Was ‘Have Yourself a Merry Little Christmas’ Almost Too Depressing to Exist?

Here is the latest in a series of examinations into urban legends about movies and whether they are true or false. Click here to see all the Movie urban legends featured so far.

MOVIE URBAN LEGEND: “Have Yourself a Merry Little Christmas” nearly never existed because it was too depressing.

It comes as little surprise to any moviegoer out there that the soundtrack to a film musical plays a major role in how the story of the film is presented. We’ve discussed in the past how the song “Let it Go” literally changed the whole focus of Disney’s hit film, Frozen, turning Elsa from a villain to a hero. Similarly, though, if you don’t want to change the story of your film, then you will have problems if the songs you are given don’t fit the story of the film. This was the key conflict that very nearly led to the classic Christmas song, “Have Yourself a Merry Little Christmas,” never being released.
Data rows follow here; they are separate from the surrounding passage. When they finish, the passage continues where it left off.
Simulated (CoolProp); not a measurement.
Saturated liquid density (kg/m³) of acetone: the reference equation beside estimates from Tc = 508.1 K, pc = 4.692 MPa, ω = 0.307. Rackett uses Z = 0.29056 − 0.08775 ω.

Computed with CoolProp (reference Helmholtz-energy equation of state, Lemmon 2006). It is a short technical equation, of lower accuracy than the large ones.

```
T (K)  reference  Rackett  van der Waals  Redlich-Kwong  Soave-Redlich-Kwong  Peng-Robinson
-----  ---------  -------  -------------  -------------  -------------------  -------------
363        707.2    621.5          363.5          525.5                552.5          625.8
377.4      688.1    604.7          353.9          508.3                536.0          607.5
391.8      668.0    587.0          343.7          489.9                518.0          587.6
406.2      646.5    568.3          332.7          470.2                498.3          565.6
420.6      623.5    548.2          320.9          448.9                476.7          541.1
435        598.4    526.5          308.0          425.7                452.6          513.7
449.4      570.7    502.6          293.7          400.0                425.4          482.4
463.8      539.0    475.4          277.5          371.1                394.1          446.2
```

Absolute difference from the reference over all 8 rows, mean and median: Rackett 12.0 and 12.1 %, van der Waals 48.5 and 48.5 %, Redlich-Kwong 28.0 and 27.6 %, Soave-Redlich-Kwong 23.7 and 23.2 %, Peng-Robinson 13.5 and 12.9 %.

Produced by Arthur Freed and directed by Vincente Minnelli, Meet Me in St. Louis starred Judy Garland as one of four daughters of a prominent St. Louis family at the turn of the 20th Century. The film follows the family over the course of a year in their lives, as the older daughters fall in love and the father nearly moves the whole family from St. Louis to New York City. It was a massive hit (Garland also ended up marrying the director) and produced a number of hit songs, including “The Trolley Song” and, perhaps most famously, the Christmas classic “Have Yourself a Merry Little Christmas.”

Most of the songs were written by the songwriting team of Hugh Martin and Ralph Blaine. Martin and Blaine mostly worked separately at the time, each having their own office at Metro-Goldwyn-Mayer. It was during this point that Martin originated the melody that would eventually become “Have Yourself a Merry Little Christmas.” He worked on it for a few days before just throwing it into the wastepaper basket. Blaine, though, working just next door, had heard the song and he felt that it had legs, so he compelled Martin to save the song. He later recalled in an interview with NPR’s Terry Gross, “We dug around the wastebasket and found it. Thank the Lord we found it.”

So Martin further developed the song for a major scene in the film where Garland’s character is trying to comfort her youngest sister (played by the great Margaret O’Brien) at Christmastime about their upcoming move to New York City.

Now, throughout the filming of the movie, Garland was quite up front about what she felt worked for her and what she felt did NOT work for her. Martin and Blaine would recall that she would do it politely, saying stuff like, “Oh, I’d love to sing that song in a show – just not in this movie.”

And Garland had a problem with the original version of “Have Yourself a Merry Little Christmas.”

You see, the original version was a good deal darker than the one eventually used, and the one eventually used is ALREADY a bittersweet song about how life goes on and you have to go on with it. One of the early lines in the song, though, was “Have yourself a merry little Christmas. It may be your last. Next year we may all be living in the past.”

Garland told Martin that she just couldn’t sing the song. He recalled:

[T]he original version was so lugubrious that Judy Garland refused to sing it. She said, if I sing that to little Margaret O’Brien they’ll think I’m a monster.

Martin was a thirty-year-old man at the top of his game at the time, and he had the arrogance that came from being a young man at the top of his game, so he told her fine, and junked the song.

However, Tom Drake, the actor who played Garland’s love interest in the film, went to Martin and asked him to reconsider, telling him that the song was so good otherwise that it would be a shame to junk it. Martin ultimately agreed and went home and wrote the version that was used in the movie.

Amusingly enough, years after the film and the song became a big hit, Frank Sinatra decided that he wanted to include it on his much-anticipated 1957 Christmas album, A Jolly Christmas from Frank Sinatra. The album already had a new tune from Sammy Cahn and Jule Styne called “The Christmas Waltz,” on it. However, the problem was that Sinatra found the finished song STILL too depressing. Specifically, Sinatra had a problem with the line “muddle through somehow” in this section of the song:

Someday soon, we all will be together, if the fates allow
Until then, we’ll have to muddle through somehow
So have yourself a merry little Christmas now

As Martin recalled:

I got a phone call from Frank Sinatra saying I’m doing an album called “A Jolly Christmas,” and I love your song, but it’s just not very jolly. Do you think you could jolly it up a little bit for me? So then I wrote the line about have your – hang a shining star up on the highest bough. And Frank liked that and recorded it. And people, they do, sometimes they do that line, and sometimes they do the muddle through line somehow.

I’m partial to the “muddle through somehow” version over the “hang a shining star up on the highest bough” version.

The legend is…

STATUS: True

Thanks to Hugh Martin, Ralph Blaine and Terry Gross for the information!